Home > Book, Genre, paranormal, Review, romance > Book Review: Hellsbane by Paige Cuccaro (Series, #1)

Book Review: Hellsbane by Paige Cuccaro (Series, #1)

Blonde woman standing near statue of an angel.Summary:
Emma Jane Hellsbane has always had the ability to sense other people’s emotions, and she turned that into a comfortable career as a “psychic.”  All that changes when the cute jock from highschool who mysteriously disappeared halfway through senior year lands on her doorstep with a clawed stomach.  She swiftly finds out that he’s a nephilim–half human, half fallen angel–and so is she.  Without intending to, Emma Jane finds herself swept into the war between the angels and the fallen, as well as attempting to pay off the debt for her father’s sin.

Review:
This was a classic case of not a bad book but I’m not the right audience for it.  I definitely don’t think the summary of the book that I read was quite as clear about the book’s Christian leanings as the one I just wrote for ya’ll.  If it was, I wouldn’t have picked it up.
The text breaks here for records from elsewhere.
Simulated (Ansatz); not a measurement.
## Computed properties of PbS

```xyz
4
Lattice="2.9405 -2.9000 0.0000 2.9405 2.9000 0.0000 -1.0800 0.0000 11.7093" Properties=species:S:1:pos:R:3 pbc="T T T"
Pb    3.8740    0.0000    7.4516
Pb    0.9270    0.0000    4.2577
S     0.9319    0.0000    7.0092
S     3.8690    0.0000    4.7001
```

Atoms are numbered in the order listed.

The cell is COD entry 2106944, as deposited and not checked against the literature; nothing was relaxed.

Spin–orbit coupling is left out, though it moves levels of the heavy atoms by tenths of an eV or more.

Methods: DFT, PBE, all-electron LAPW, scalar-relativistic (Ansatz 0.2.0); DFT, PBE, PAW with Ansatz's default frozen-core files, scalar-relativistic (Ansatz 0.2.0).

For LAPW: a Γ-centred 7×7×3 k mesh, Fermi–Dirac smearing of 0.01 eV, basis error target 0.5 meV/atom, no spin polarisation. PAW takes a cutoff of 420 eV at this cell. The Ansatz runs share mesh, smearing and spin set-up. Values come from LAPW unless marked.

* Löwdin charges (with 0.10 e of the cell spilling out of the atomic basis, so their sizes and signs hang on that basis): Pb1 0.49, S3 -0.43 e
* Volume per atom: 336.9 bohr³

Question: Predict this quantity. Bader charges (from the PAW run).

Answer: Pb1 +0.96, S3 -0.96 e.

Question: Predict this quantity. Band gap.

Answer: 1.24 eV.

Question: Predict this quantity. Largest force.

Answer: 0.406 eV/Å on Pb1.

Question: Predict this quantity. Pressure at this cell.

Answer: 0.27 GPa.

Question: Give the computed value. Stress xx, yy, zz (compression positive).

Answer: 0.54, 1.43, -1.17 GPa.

What we have here is what I’m thinking is probably a new category of Christian fiction I was completely unaware of –Christian paranormal clean romance.  Now, I know at least two of my followers who would absolutely LOVE this book for exactly those reasons.  Alas, that’s exactly why I didn’t like it.

The Christian mores and doctrines have a strong presence.  We even go so far as to have Emma Jane come from a Catholic family but be an agnostic herself until hell and heaven literally show up on her doorstep.  As an agnostic myself, I found it rather patronizing to have an agnostic character proven wrong by flesh and blood angels and demons.  Y’know, like that would ever actually happen in real life? The whole scene just felt smug.  On the other hand, I could totally see as a Christian enjoying seeing someone convert from agnostic back to Catholic.  And yes, this book is heavily Catholic.  There is a lot of talk of saints and levels of sin and etc…  This of course means that there are things that I just don’t agree with (like the whole Emma Jane being held responsible for her father’s sin), but that’s only natural considering that this book is geared toward people who believe in those sorts of things.  Kind of like how I can’t stand The Chronicles of Narnia for similar reasons.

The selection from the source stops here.